Markets mayhem: newspaper headlines reporting the stock market crash of October 1987, which still holds top ranking in the record books

NEW YORK — Thursday marked the 30th anniversary of the 1987 stock-market crash, which happened to fall on a Monday. That day — Black Monday — still stands as the biggest percentage loss in the history of the Dow Jones Industrial average, with a 22.6 per cent, or 508 point, decline.

During periods of confusion — that is, almost all of the time — investors often look to the historical record for insight. They want to understand the present by gazing into the past, even when the analogy doesn’t quite work. We all read about issues such as peak earnings, New York Stock Exchange, margin debt, sentiment, volatility, national deficits, even rising home prices, and try to draw comparisons with yesteryear. Perhaps my favourite of these exercises are the false parallels that have been drawn repeatedly between today and the 1987 crash.

Most of the underling factors that drove that meltdown were very different from today’s market structure. First and foremost among those differences is portfolio insurance. This was a product so foolish it is hard to imagine today. How could anyone think buying puts, which become more valuable as the price of the underlying stock falls, amid a downturn would protect against further losses? I guess the idea was that option traders were going to become insurance underwriters for portfolio managers and absorb all of the losses. Add to that the creaky NYSE infrastructure, during a pre-computerised, manual trading era when transactions were made face-to-face or over the phone. If you can imagine what happened when traders stopped answering the phones to avoid taking another “sell” order, well, add all that together and most of the mystery of the 1987 crash is solved.

However, there are a few parallels that I do think are worth mentioning. To my eye, I find the following attributes of 1987 most intriguing:

The rally from 1982-87 followed a 16-year bear market where stocks were extremely volatile, with big rallies and sell-offs. In that period before the bull market started, stocks were essentially unchanged — and that’s before accounting for a lot of inflation in the 1970s and early 1980s.

A Federal Reserve chief turned out to be particularly friendly to equity markets, and was willing to keep lowering interest rates.

A bull market had begun in 1982, when stock indexes broke out to new highs for the first time in more than a decade.

The move off of the 1982 break out was greeted with broad scepticism and disbelief by investors. Even five years later, there was still plenty of doubt.

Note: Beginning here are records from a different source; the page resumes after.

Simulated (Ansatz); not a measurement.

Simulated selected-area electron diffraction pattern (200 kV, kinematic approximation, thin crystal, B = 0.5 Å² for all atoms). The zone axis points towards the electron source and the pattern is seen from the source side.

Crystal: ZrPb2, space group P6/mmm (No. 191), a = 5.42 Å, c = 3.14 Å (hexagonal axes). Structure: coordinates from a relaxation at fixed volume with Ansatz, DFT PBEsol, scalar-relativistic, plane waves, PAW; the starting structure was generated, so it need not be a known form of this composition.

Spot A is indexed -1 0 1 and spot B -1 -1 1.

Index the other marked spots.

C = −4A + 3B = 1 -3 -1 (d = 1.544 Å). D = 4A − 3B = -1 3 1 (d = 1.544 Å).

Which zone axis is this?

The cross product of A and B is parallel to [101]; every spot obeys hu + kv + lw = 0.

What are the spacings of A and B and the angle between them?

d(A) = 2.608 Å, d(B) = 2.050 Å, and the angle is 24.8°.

Despite this doubt, during the next five-plus years, the Standard & Poor’s 500 Index would almost triple in value.

The relevant parallels end there. The start of 1987 saw a hot market running way ahead of itself. The Dow gained almost 14 per cent during January 1987 alone; as summer was ending, the index was up almost 44 per cent by August 25, while the S&P 500 was up more than 39 per cent. From there, markets started to lose ground, falling almost 15 per cent from the peak through October 15. On the Friday before the crash, the Dow fell 4.6 per cent.

Then the crash, an epic plunge that still holds top ranking in the record books.

Even though many of the parallels that pundits are trying to draw between now and then are a stretch, there are still worthwhile lessons to learn from accounts of that episode. I highly recommend Tim Metz’ seminal book on the topic, Black Monday: The Catastrophe of October 19, 1987. Diana B. Henriques’ A First-Class Catastrophe: The Road to Black Monday, the Worst Day in Wall Street History is in my reading queue, but I have yet to start it.

George Santayana’s great maxim was that those who do not learn from history are doomed to repeat it. Perhaps there should be a corollary about learning the wrong lessons from history as well.